Joining Data - [Party 1]#

In this tutorial, we will walk through a step-by-step process of analyzing sales and nutrition data using the crandas library.

Step 1: Start the VDL#

First, we import the necessary libraries, including crandas (cd), pandas (pd) and other necessary packages.

import crandas as cd
import pandas as pd
import plotly.express as px
from pathlib import Path

Next, we update the base path to where the VDL (Virtual Data Lake) certificates are stored, and set the VDL endpoint.

# Update your path to where you have stored your VDL certificates
from crandas.base import session

force_reupload = False

session.base_path = Path('../../../../vdl-instance/vdl/secrets')
session.endpoint = 'https://localhost:9820/api/v1'

Step 2: Input data#

We set the number of rows to read for each dataset and define the table name for the food sales data.

#Set this to limit the amount of data
rows_per_dataset = 1000
food_sales_table_name = 'food_sales'

We then select the relevant columns that we need for our analysis.

# Select relevant columns
relevant_columns = ['Year',
                    'ProductNumber',
                    'ProductName',
                    'EAN_Number',
                    'QuantitySold']

Read the local file and upload it#

We read the food sales data from a local CSV file and limit the number of rows to our specified value (1000). After that, we upload the data to the VDL using cd.upload_pandas_dataframe()

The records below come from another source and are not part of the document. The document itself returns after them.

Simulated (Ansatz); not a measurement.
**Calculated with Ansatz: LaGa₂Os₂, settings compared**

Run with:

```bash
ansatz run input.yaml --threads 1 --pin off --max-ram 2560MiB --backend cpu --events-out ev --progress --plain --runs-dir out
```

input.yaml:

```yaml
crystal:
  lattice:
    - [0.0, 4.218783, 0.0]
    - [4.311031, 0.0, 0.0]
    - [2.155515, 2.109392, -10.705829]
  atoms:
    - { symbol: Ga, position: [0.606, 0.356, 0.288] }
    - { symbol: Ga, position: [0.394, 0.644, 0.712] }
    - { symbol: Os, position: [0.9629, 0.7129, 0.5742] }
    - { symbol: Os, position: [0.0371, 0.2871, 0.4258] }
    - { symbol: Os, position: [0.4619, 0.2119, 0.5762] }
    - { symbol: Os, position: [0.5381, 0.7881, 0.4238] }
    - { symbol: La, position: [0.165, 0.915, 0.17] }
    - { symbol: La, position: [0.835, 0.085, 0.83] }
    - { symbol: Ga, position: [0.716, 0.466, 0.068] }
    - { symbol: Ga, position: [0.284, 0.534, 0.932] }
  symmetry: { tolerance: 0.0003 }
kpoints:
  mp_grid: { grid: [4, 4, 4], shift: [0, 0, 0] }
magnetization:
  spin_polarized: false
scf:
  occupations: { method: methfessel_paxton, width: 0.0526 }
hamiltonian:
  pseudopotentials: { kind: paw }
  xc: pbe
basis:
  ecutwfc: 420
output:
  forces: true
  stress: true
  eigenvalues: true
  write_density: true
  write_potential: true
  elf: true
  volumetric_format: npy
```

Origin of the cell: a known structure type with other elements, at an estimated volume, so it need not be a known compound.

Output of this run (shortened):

# Read in the csv to pandas
food_sales_data = pd.read_csv('../../data/sales_nutrition_data/food_sales_data.csv', nrows=rows_per_dataset)

# Make the column 'EAN_Number' a string
food_sales_data['EAN_Number'] = food_sales_data["EAN_Number"].astype(str)

# Upload the pandas dataframe to the VDL
food_sales_table = cd.upload_pandas_dataframe(food_sales_data[relevant_columns], name=food_sales_table_name)

# Show metadata for the table (column titles and field types, i=integer, s=string)
>>> print("Table meta-data:", repr(food_sales_table))
    Table meta-data: Name: 4D172B6A3F7412FE967F17D1B5BB98755EAB558B81EB76137849AB20E0F2C6F4
    Size: 1000 rows x 5 columns
    CIndex([Col("Jaar", "i", 1), Col("ProductNummer", "i", 1), Col("ProductNaam", "s", 14), Col("EAN_Nummer", "s", 14), Col("AantalVerkocht", "i", 1)])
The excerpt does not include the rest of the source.